Earl and I just returned from a church supper, the kind where the ladies of the congregation do all the cooking and everyone else does all the eating. We were guests of someone who works with Earl, and it was a novel experience for us.

Not that we haven’t attended church in our lifetime or gone to a church fund raising function. But we don’t do it often.

The pastor had everyone file into the sanctuary and sit down. He informed us that this particular church dinner was first held in 1939. That’s before I was born, so I imagined the membership had the process organized fairly well. The pastor then led us in a thanksgiving prayer before dismissing us to the fellowship hall in groups of about thirty. Fortunately, Earl’s friend’s group was among the first to line up for the dinner.

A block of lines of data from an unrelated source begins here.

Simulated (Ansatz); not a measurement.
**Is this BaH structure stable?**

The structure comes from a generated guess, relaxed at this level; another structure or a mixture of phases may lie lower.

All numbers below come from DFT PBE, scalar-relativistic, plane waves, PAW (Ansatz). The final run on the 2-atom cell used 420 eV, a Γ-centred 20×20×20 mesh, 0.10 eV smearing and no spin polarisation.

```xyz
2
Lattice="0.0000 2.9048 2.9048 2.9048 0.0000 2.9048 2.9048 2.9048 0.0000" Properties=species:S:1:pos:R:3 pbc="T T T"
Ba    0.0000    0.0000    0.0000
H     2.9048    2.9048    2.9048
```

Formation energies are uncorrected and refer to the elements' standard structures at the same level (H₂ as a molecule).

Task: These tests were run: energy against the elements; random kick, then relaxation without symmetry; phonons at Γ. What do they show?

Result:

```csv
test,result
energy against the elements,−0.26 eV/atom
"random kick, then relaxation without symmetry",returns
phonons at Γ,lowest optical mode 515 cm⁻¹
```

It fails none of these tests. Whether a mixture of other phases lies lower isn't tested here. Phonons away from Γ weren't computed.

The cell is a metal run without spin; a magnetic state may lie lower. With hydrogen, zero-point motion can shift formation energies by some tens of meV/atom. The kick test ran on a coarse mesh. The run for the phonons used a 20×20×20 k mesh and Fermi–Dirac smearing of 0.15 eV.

It was a Thanksgiving dress rehearsal, with the exception that chicken was substituted for turkey. But the mashed potatoes, dressing, gravy, corn, rolls, cranberry sauce, pickles, coleslaw, and a bevy of desserts could have made any Turkey Day proud. It wasn’t fancy, but it was filling.

After filing through a buffet line, we sat at long tables, the kind where you can really only talk with those sitting directly across from you or next to you. We didn’t know anybody on either side, but by the time dinner was over we’d learned something about each person in our little circle. This couple winters in Florida; that one just lost his job, this one just returned from Lancaster, Pennsylvania. Pleasant enough table talk.

The entire meal took about forty-five minutes, as the tables had to be re-set for the next seating and the one after that. Which means the church discourages people from sitting for hours and turns the tables over three times in the course of the evening. At eight dollars a meal, I’d say that’s pretty organized.